Funeral providers slammed for green claims
Golden Leaves and JC Atkinson & Son both made claims about their eco-friendly coffins in their advertising.
The Financial Conduct Authority (FCA) started regulating prepaid funeral providers on 29 July 2022. Golden Leaves received FCA authorisation the same day. It sells prepaid funerals and uses coffins manufactured by JC Atkinson & Son.
A website for Golden Leaves for funeral provision, seen in November 2021 included a box on the homepage with the text “How can I have a green funeral?”, “Choosing an environmentally-friendly funeral not only assists your loved ones, but also makes a positive statement of intent to help preserve the world in which we live.”
Golden Leaves described its wooden and MDF coffins as “eco-friendly” and “green”, and made references to a “green” and “environmentally-friendly” funeral.
But the ASA challenged whether the claims were misleading and could be substantiated.
Golden Leaves said it provided a life cycle analysis that had been carried out to assess the environmental impact of those coffins to support the claims.
But the ASA considered that consumers would understand the claims ““Explore our selection of coffins to include in an eco-friendly funeral in the UK” and “Manufactured by JC Atkinson, the UK’s premier eco-friendly coffin manufacturer, you are assured that you are purchasing quality green coffins” to mean that the coffins that they were buying would have either no impact or an overall beneficial impact on the environment.
The regulator ruled that because the evidence provided didn’t demonstrate that there was no negative impact on the environment over the full life cycle of the coffins, the ad was misleading.

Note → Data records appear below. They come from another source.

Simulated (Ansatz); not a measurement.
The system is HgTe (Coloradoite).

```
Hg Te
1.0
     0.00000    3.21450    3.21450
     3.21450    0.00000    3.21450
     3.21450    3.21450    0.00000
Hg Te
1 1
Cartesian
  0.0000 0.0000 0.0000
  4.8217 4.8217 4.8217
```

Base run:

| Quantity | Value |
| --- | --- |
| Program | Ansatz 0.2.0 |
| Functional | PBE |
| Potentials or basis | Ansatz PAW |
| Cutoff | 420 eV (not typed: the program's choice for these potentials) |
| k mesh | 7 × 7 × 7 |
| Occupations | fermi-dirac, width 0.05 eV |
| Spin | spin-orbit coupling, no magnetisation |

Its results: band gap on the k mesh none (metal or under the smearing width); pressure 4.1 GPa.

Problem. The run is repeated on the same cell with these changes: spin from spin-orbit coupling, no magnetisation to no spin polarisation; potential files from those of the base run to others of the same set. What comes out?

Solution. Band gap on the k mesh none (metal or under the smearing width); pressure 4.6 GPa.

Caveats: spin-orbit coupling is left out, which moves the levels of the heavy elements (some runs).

It also upheld a complaint against JC Atkinson & Son regarding its marketing of coffins which it claimed to be “Eco concerned with protecting and preserving the natural environment”.
After selecting “Eco” and other options on JC Atkinson’s website, the site displayed a selection of coffins for consumers, including the “Reflections catalogue” which stated, “The eco-friendly Reflections range is for those wanting a truly personalised tribute”.
A rival coffin maker, LifeArt Coffins Ltd, challenged whether the claims that wooden or MDF coffins were “eco-friendly” or could protect and preserve the natural environment were misleading and could be substantiated.
JC Atkinson & Son said it would remove the claims that their coffins were “eco-friendly.” However, the firm considered that the claims could be substantiated.
The complaint was upheld by the ASA. It said: “The life cycle analysis provided by the advertiser assessed the cremation impact and particulate emissions of a range of coffins when burned. It also assessed the total impact of the manufacture and distribution of different types of coffin. The life cycle analysis did contain information about which types of coffin might have a lower impact than others. However, it did not conclude that any kind of burial or cremation would have a neutral or positive environmental benefit.
“Because the evidence that had been provided to us did not substantiate explicit or implied claims that the wooden and MDF coffins had no negative impact on the environment over their full life cycle, we concluded that the ad was misleading.”